2015-16 Technology Guide
Columbia University Graduate School of Journalism
Greetings from the technology staff at the Journalism School. Our department will be working closely with you during your time here.
Our mission is to help you use technology and equipment in ways that are integrated with our academic courses and best suited to the curriculum. We are not primarily a technology school, so everything we provide is in the service of journalism.
In conjunction with the faculty, we teach some technical skills while expecting you to be fast learners willing to, as they say, practice, practice, practice. Any technical skills (using digital cameras, image editing, web production, etc.) that you can acquire before you arrive here will be useful, but not mandatory. Depending on the courses you take, you will learn these and other skills here.
The School’s equipment room keeps, for student use, dozens of video and still cameras, radio recording kits, etc. — enough to service our many classes and projects simultaneously. However, given the way the news business is changing and how many students and faculty use technology, we are unable to stock the vast amounts of cameras, audio recorders and portable storage media that would be needed to cover every contingency for more than 300 students’ personal interests. Much of the equipment we have is earmarked for use within specific classes, but some gear is available to the general student body. Because of the limited supply, equipment may not be available for students pursuing their own projects or looking for equipment outside of class sessions.

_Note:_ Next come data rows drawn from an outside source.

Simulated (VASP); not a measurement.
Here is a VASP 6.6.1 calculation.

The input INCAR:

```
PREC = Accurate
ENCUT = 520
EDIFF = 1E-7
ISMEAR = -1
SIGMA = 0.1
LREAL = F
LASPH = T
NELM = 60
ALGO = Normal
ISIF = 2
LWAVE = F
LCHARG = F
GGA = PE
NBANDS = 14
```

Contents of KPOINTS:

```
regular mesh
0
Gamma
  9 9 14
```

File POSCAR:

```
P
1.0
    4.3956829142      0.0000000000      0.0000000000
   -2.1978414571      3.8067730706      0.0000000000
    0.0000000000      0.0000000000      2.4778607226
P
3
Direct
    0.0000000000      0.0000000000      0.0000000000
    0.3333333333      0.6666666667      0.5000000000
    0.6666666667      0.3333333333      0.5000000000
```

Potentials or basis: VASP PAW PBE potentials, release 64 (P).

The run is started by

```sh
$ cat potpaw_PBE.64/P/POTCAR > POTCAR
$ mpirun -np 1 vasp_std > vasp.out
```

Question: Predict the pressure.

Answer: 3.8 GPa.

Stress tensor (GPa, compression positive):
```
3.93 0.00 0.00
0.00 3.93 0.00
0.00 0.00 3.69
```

Students may checkout equipment for up to 3 days at a time, and may renew the equipment in person based on availability. In order to assure proper supplies of equipment for all students, on-time return is essential.
Therefore, we recommend that you look through the attached equipment guidelines and, if possible, bring with you the items that fit your budget. This can be especially helpful for students planning to do more advanced photojournalism, whose classes require digital SLR cameras. There are other advantages to bringing your own device: You won’t have to check it in or out of the equipment room. It’ll always be in the condition you last left it. And when you graduate, you’ll already equipment that you’re comfortable with. Please note: One thing we do NOT do is to serve as a repair shop. You will be responsible for the maintenance and servicing of your own equipment.
We welcome your comments and feedback regarding this guide or any other equipment questions at: email@example.com.
The Journalism School is equipped with six computer labs, plus private editing suites and computers located in the student lounge and elsewhere. Still, we recommend that you bring your own laptop so you can work in the field, at home, in spaces that don’t have computers inside the School, or on the often-sunny steps of the Journalism building. Free wireless access is available throughout the Journalism School and Columbia campus.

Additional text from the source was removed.